Wednesday, April 21, 2010

Meh

In general, I love my system of acquiring new books (trawling the San Jose Library web site, requesting a half-dozen or so at once, then picking them up and reading them at my leisure).  Every once in a long while, though, it bites me.  If I'd actually gone to the library and seen The Halloween Tree on the shelf, I would have realized that it's aimed more at "young adult" readers, and likely wouldn't have checked it out.  Since I had it and it's very short (a hair over 140 pages, with very simple language), I went ahead and read it.  It isn't bad, just not for me.

First, the bad: the writing was really irritating.  He employs an overly cutesy, superlative-driven style, where things are always described as being the most extreme ever.  Pipkin is the dearest boy who ever lived, the fastest boy who ever ran, had the sweetest smile and the rosiest cheeks, etc. ad nauseum.  And I do mean ad nauseum - he repeats and varies the same impression over and over again until it has lost whatever little originality it had.
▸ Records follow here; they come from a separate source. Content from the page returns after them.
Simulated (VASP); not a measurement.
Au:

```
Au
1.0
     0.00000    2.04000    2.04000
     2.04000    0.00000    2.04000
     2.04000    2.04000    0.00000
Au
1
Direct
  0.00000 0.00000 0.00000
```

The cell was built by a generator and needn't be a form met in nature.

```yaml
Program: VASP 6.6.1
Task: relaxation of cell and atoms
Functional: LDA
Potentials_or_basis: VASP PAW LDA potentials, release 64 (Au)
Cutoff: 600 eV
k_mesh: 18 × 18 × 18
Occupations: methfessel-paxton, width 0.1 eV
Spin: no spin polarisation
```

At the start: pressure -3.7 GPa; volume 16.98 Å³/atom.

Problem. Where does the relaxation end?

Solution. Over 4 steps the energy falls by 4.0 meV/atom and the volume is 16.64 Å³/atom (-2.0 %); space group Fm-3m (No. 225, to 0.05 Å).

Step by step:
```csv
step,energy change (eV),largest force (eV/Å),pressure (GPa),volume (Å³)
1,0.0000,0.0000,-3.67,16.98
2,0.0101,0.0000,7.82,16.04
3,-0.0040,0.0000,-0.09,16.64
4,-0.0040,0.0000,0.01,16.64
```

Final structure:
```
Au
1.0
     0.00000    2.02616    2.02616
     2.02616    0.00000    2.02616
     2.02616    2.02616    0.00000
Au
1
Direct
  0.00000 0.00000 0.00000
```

Now, the good: the underlying story is kind of interesting, once you scrape away the treacle.  I had been hoping for something like "Something Wicked This Way Comes;" it doesn't reach that level, but it does share some of the same heart, a fascination with dark and evil, and the ordinary all-American ways in which is presented to us (carnivals, Halloween).  The bulk of the book is given to an exploration of archetypal Halloween costumes, and actually looking into the reasons behind them.  This entails, for example, tracing our popular conception of the Grim Reaper back to Samhain and the druidic cult.  Nothing here will shock you (Halloween costumes have to do with death, who knew?), but it is fairly gripping.

All of which leaves an uncomfortable question: who do you recommend this book for?  Probably not adults.  As for kids, it depends on how you feel about your children reading about how Christians burned witches.  And possibly learning some incredibly annoying rhymes.